Buck stops at Towson law firm Deer disrupts businesses on wild run through town

October 07, 1998|By Dail Willis and Larry Carson | Dail Willis and Larry Carson,SUN STAFF

A deer ran through Towson streets yesterday for nearly an hour, dodging in and out of buildings and garages before jumping through a window in the old courthouse, cutting himself and startling employees.

The eight-point, 180-pound buck fled the courthouse to the lobby of a law firm, where police trapped him and a veterinarian sedated and euthanized him.

The deer was first seen on the Towson roundabout about 12:45 p.m., said police spokesman Bill Toohey. He said two police detectives were passing through the roundabout when the deer appeared in traffic.

The deer ran west on Allegheny Avenue and into a two-story parking garage at Pennsylvania and Washington avenues, then leapt across an alley and down to the old courthouse.

Stephen Myer, a buyer in the county's purchasing office, was eating lunch when the buck crashed through the window of his small cubicle.

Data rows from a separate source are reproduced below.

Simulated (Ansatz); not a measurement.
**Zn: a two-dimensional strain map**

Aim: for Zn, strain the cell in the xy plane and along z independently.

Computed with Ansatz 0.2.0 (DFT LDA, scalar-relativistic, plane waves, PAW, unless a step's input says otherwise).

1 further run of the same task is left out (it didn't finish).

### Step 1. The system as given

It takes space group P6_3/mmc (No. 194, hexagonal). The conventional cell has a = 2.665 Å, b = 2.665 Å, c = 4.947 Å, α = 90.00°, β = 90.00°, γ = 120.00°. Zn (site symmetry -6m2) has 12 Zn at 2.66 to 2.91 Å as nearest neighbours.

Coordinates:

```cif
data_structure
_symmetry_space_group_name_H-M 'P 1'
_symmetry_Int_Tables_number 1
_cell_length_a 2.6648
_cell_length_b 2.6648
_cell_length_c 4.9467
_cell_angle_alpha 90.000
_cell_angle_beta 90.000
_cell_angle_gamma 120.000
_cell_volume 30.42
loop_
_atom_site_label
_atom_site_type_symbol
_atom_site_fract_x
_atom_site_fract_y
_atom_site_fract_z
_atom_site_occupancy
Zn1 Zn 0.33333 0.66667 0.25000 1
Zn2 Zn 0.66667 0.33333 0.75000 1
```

"I was doing some work and eating crackers," said Myers, who said he remained calm but quickly left the cubicle.

The deer caused some consternation elsewhere in the normally sedate office, which buys everything from paint to cars for Baltimore County.

"I was at my desk and heard the boom and the crash," said Carol Humphreys, an office assistant who works nearby. She ran out of her cubicle and saw the deer.

"His tongue was bleeding and he tried to turn. When I ran over there, he was standing at the mouth of the cubicle. We blocked it with chairs and he turned and jumped back out the window."

The deer, bleeding heavily from wounds caused by glass from the shattered window, ran along the courthouse fence to 210 Allegheny Ave., where he pushed open (but did not break) heavy rTC glass doors and entered the lobby of Venable Baetjer and Howard.

"We thought it was a car coming through," said office administrator Patricia Benesch.

Pursued by police, the deer ran into the law firm's reception area and began ramming a glass door at the back in an effort to get out. It thrashed about the lobby, Benesch said, until police roped it and a veterinarian sedated it.

The deer had deep cuts on its face, chin and chest, said Dr. John Fioramonti, the veterinarian called by police to treat it.

"I was able to pop a tranquilizer into him very quickly," Fioramonti said. When the deer had quieted, Fioramonti and officials from the Maryland Department of Natural Resources were able to see how badly it was hurt.

"It was in pain and in shock. The only humane thing to do was to put him to sleep," Fioramonti said.

The deer's body was carried out of the lobby and to a DNR facility, he said.